The Godfather: Peter Corris on The Grapes of Wrath
I’ve written before about how audio books have enabled me to enjoy works I found too ponderous when I tried in recent years to re-read them – books by Hardy, Trollope, Galsworthy and others. So far, two authors regarded as classic have defeated me – Melville and Dickens. I tried Moby Dick and A Tale of Two Cities and gave up. Despite the expert readings, the philosophical and moralistic meanderings away from the narrative bored me.
But, determined to pursue this course of what I consider to be self-improvement, I embarked on John Steinbeck’s The Grapes of Wrath (1939). I’d never read it. I knew what it was about, as anyone acquainted with American literature must, but I’d always skirted around it. I’d read and admired other Steinbeck books – Cannery Row (1945), Of Mice and Men (1937), East of Eden (1952), The Winter of Our Discontent (1961) – but had avoided the major work, probably because I found Steinbeck to be, though masterly, depressing and I feared that The Grapes of Wrath would be the ultimate downer. I hadn’t seen the film either because I was no admirer of Henry Fonda, whom I’d always felt was wooden.
Another reason for tackling the book was that it promised a week of reading if I could stick with it. Good diversion and good value.
I was rewarded. The Grapes of Wrath is one of the most powerfully moving American books I’ve encountered; up there with Harper Lee’s To Kill a Mocking Bird (1960) and Ken Kesey’s One Flew Over the Cuckoo’s Nest (1962).
In this novel the Joad family is forced off its hard-scrabble share-cropping farm and they move, three generations of them, from Oklahoma to California in an old Dodge car, virtually off the scrap heap and converted to a truck. The trials they encounter are heartbreaking. They are so poor that to part with 50 cents is a matter for serious consideration. They are ignorant beyond belief, knowing nothing beyond their immediate circumstances; they regard domestic violence as natural and embrace primitive religious practices like hysterical leaping and talking in tongues. Their only resources are the family bond and an indomitable spirit.

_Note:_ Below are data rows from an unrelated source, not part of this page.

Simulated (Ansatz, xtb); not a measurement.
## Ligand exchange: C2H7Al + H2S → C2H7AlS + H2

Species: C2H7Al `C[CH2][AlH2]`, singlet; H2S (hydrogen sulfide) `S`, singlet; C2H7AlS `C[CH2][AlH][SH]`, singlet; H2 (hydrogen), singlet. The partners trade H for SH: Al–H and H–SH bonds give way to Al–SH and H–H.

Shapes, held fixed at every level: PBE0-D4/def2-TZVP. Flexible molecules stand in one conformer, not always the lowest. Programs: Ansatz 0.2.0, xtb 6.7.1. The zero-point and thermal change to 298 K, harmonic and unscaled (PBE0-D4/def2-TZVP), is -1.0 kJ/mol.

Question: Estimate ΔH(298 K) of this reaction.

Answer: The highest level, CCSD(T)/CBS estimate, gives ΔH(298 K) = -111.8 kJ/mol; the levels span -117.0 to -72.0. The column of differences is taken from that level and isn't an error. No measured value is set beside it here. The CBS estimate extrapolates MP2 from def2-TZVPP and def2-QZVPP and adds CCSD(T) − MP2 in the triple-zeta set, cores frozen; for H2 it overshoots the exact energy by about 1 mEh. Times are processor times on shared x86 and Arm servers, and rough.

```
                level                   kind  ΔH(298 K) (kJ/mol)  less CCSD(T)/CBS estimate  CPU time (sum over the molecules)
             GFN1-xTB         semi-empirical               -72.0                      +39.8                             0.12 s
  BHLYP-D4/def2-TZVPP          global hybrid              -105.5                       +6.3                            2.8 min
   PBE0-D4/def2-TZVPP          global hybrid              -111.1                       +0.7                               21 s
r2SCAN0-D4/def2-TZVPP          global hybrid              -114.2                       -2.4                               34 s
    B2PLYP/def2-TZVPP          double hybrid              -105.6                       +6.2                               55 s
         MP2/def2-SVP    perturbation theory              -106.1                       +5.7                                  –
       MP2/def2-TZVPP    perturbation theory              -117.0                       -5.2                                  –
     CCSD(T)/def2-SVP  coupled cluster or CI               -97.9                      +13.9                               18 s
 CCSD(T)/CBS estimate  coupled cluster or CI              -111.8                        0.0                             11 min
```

Chapters describing their pain-filled journey are interspersed with thematic accounts of the conditions in Depression-era rural America. Hard though the Joads’ journey west is, accompanied by sickness, death and desertion, there are moments of kindness and comfort that prevent the book from being solely a catalogue of woes. Though there are woes aplenty when they reach California – antagonistic locals, police and ‘Red’-hating strike breakers, exploitative employers, low wages, high prices and bad weather. The capitalism-inspired bleakness plays out to the end.
If the actual denouement is sentimental and unlikely, that isn’t uncommon in American literature. The Grapes of Wrath is a powerful indictment of a system that in some ways persists today, but this never overwhelms the compelling human story.
I might change my mind and watch the film if it comes my way, but I strongly suspect that, Hollywood being what it was, sentimentality will dominate over the raw anger that energises the book.